Your versions 2.0 and 3.0 seem to be closer related. Once you merge your fix into either of them and resolve the conflicts, propagating the merged revision will not cause the same conflict again. Because, well, you already resolved it in your code.

This paragraph applies to any VCS - because it has nothing to do with VCS.

Peculiarities of Subversion

What's special about subversion is that it stores the information on what was merged into what as a property svn:mergeinfo (read more about it in the Red Bean Book). Basically, it keeps you from applying the same changes twice. See What's SVN's actual use of mergeinfo? for an exhaustive explanation.

Subversion is pretty good at tracking mergeinfo. Is it so good that it never fails? Obviously not, as the writers of the Red Bean Book felt compelled to write a Final Word on Merge Tracking.

Note that it covers some esoteric cases but does not forbid your 1.0 -> 2.0 -> 3.0 merge. So it should be fine.

The Answer

So the answer seems to be "it doesn't matter".

From a developer's point of view I'd be tempted to use whatever is less effort.

But wait ...

The Red Bean Book also has a word on Release Branches and suggests the trunk -> branches/release merge.

Subversion has one special branch, called "trunk", by convention. The idea is, that the newest version of your software lives on trunk. Anything else is either a feature branch, a release branch or a tag.

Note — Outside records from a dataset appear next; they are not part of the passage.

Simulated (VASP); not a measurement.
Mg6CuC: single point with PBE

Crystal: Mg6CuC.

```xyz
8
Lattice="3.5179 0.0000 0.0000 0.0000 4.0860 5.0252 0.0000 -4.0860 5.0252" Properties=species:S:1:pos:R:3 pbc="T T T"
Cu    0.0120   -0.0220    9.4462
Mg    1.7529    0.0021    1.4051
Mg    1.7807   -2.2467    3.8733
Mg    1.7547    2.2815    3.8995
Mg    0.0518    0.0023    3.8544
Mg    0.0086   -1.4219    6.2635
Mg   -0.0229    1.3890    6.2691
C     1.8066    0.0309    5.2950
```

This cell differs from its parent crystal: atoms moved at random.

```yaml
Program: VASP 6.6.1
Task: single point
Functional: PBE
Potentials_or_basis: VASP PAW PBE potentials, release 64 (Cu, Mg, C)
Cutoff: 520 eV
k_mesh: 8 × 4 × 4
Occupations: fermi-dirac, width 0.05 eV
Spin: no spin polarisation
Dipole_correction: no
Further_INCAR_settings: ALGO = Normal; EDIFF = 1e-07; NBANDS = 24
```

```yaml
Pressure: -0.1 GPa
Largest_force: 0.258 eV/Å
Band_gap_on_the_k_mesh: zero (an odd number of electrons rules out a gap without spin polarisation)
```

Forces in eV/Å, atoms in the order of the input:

You found a bug that needs to be fixed in three releases of your software (I don't know how many releases you have but I'll assume three). Wouldn't it be best to fix the bug on trunk and then propagate it to the releases? Not necessarily from a technical point of view but from a logical point of view. Doing so will cause least astonishment if somebody takes a look at the revision graph after some time.

Food for the trunk-to-release school of thought.